In trying to give Pastor Stein the benefit of the doubt, let's assume there really is something going on in his area where kids are being homeschooled for the wrong reasons. He speculates that local administrators are "quietly encouraging parents of troubled and troublesome kids to sign the form that promises home-schooling" as a way of getting rid of said troublesome kids from their own schools. My question: Should his be a critique of homeschooling or of the local school administrators?

I agree with Pastor Stein that some homeschools are well run and some are not, but the same can also be said for other forms of education (there is no lack of worst-case scenario public school situations from which to choose). But do we really need to go there to make the point? Only, that is, if we want to over-simplify the issue.

Stein's vague proposition that, "If we believe we need to help people who need help, we need to help them when they are kids, so we do not need to help them when they are adults" is surprising, particularly coming from a pastor. The Church will always need to "help" (again, his definition is a little fuzzy) people-kids and adults alike-and I don't see how government control of homeschoolers-or public schoolers, for that matter-will negate these students' needs 10, 20, or 50 years from now.

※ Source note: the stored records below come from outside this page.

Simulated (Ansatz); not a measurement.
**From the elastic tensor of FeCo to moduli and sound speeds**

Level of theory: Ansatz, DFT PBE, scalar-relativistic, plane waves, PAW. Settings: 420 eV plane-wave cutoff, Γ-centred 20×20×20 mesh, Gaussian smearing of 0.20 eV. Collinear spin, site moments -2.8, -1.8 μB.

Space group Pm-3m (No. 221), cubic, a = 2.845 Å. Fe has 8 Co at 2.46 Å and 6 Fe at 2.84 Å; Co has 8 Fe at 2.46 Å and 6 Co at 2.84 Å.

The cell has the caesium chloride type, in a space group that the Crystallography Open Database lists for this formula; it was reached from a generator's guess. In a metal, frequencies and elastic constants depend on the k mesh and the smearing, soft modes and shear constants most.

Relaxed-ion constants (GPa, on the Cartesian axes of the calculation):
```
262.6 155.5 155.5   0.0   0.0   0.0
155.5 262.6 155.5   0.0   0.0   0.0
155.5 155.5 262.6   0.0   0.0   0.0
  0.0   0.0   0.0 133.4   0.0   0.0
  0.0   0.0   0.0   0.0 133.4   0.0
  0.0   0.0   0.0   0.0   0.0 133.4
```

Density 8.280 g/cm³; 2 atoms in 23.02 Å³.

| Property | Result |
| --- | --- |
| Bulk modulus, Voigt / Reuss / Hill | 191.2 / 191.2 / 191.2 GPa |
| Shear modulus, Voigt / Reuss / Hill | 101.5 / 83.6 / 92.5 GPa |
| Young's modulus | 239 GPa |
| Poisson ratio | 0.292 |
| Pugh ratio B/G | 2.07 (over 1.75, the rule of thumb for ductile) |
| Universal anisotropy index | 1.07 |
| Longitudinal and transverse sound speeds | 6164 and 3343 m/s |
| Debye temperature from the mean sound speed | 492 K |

Pastor Stein rightly observes that our culture runs to extremes when considering the homeschool movement, as evidenced by those who say, "Do not touch my homeschooling!" Or those who say, "Just outlaw it!" Perhaps, with nowhere else to turn in his community, he believes the government could do a good job of providing balance and a sense of responsibility and accountability for the world of homeschooling.

I'm curious where Pastor Stein gets the idea that government knows much about balance, responsibility, or accountability. When considering how elected officials have handled fiscal matters (among other things) in recent years, is it any mystery why homeschoolers choose to teach their kids at home?

Believe me, it has nothing to do with potato chips or ESPN.